For years Americans have been operating under the notion that by the time they are ready to collect Social Security, their benefits will be insufficient at best to support their financial needs in retirement. While this may be true for some, for most seniors Social Security plays a critical role in their financial stability. Considering the fact that, by their own admission, the greatest fear among seniors today is having adequate income to maintain their lifestyle throughout retirement, the importance of Social Security cannot be dismissed. —
According to the Social Security Administration, roughly 10,000 Americans reach age 65 each day, a number expected to taper down to 8,000 by 2030 when the youngest of the baby boomer generation reaches retirement age. Unlike their parents and grandparents before them, baby boomers are stepping into a new era of post-retirement risk, created by a nationwide shift away from traditional, employer-sponsored benefit programs like pensions. This shift places the responsibility of saving for retirement entirely on the shoulders of individual workers.
These new dynamics, combined with the increased financial risks that retirees now face, make a strong argument for finding every way possible to maximize Social Security. Although it accounts for approximately 40 percent of an individual’s retirement income, few retirees understand exactly how Social Security works. While financial services providers have historically done little to help people squeeze the most out of their Social Security benefits, a new generation of retirement advisors is doing just that by educating seniors on how to make sure their benefits sustain them throughout retirement.
According to investment advisor and co-founder of ARQ Wealth Advisors James N. Robinson, there are seven different strategies, 81 age combinations, and 576 sets of calculations that can be used to determine an individual’s maximum Social Security benefit. The system that every worker pays into throughout their lives is designed to provide them with a regular income, guaranteed to increase over time and continue to pay until death.
“We live in what is becoming a pension-less society,” Robinson says. “Besides annuities, no other retirement vehicle can match the inflation-adjusted payment increases, longevity protection, lack of investment risk and spousal coverage like Social Security.
“Every retiree paid a portion of every paycheck they earned into Social Security, so when their turn rolls around it is only fair that everyone receives the maximum benefits to which they’re entitled.”
Learning how Social Security benefits work begins with knowing when to file. Age 62 is the earliest an individual is entitled to start collecting benefits, although it is almost never the best time unless there are health or longevity issues. Since benefits grow by about 8 percent each year from age 66 up to 70, waiting pays. Claiming at age 70 instead of 62 can increase the lifetime monthly benefit payment by 76 percent.
Maximizing Social Security payments requires strategy and knowledge of the system’s sometimes-unusual rules. For instance:
• Divorced couples who meet certain criteria can both claim full spousal benefits, something married couples are not entitled to.

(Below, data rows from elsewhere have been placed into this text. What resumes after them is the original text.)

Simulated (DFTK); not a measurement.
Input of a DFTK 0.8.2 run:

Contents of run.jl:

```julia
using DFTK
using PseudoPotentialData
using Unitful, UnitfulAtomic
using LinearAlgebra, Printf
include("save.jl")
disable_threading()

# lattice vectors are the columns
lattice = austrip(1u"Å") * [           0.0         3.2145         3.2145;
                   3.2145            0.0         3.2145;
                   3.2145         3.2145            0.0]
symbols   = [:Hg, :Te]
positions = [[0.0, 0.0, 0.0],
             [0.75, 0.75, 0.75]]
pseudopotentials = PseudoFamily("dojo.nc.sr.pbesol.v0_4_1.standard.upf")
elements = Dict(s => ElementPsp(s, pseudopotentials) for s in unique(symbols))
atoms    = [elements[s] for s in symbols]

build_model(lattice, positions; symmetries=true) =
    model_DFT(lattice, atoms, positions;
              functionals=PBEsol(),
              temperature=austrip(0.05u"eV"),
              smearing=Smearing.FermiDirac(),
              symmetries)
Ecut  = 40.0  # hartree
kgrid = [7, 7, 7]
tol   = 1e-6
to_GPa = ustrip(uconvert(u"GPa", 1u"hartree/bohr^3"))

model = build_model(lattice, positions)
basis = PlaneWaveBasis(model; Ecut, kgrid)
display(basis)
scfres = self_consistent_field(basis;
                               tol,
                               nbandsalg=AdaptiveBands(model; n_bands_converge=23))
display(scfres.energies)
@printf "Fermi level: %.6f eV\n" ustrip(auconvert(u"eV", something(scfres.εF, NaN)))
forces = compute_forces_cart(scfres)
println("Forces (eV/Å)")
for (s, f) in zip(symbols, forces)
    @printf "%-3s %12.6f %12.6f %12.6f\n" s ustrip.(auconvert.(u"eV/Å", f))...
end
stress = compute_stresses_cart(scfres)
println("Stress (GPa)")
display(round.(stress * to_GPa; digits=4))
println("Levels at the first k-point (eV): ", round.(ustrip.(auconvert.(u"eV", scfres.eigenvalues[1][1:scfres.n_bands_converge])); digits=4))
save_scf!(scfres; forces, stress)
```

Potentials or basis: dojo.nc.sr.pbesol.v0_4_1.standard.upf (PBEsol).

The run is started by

• Married and widowed individuals have their own eligibility requirements for claiming spousal or “survivor” benefits, and strategy is key for maximizing payout.
• Individuals wishing to provide their wife or husband with a spousal benefit should file for their own retirement benefit first and then suspend payments to allow their benefits to grow at the rate of 8 percent annually from full retirement age until age 70.
Married couples stand to reap the greatest benefits from Social Security, but there are strategies to maximize benefits for everyone. Ultimately, the higher the income a retiree can claim in Social Security benefits, the more financial security and better quality of life they can enjoy throughout their golden years.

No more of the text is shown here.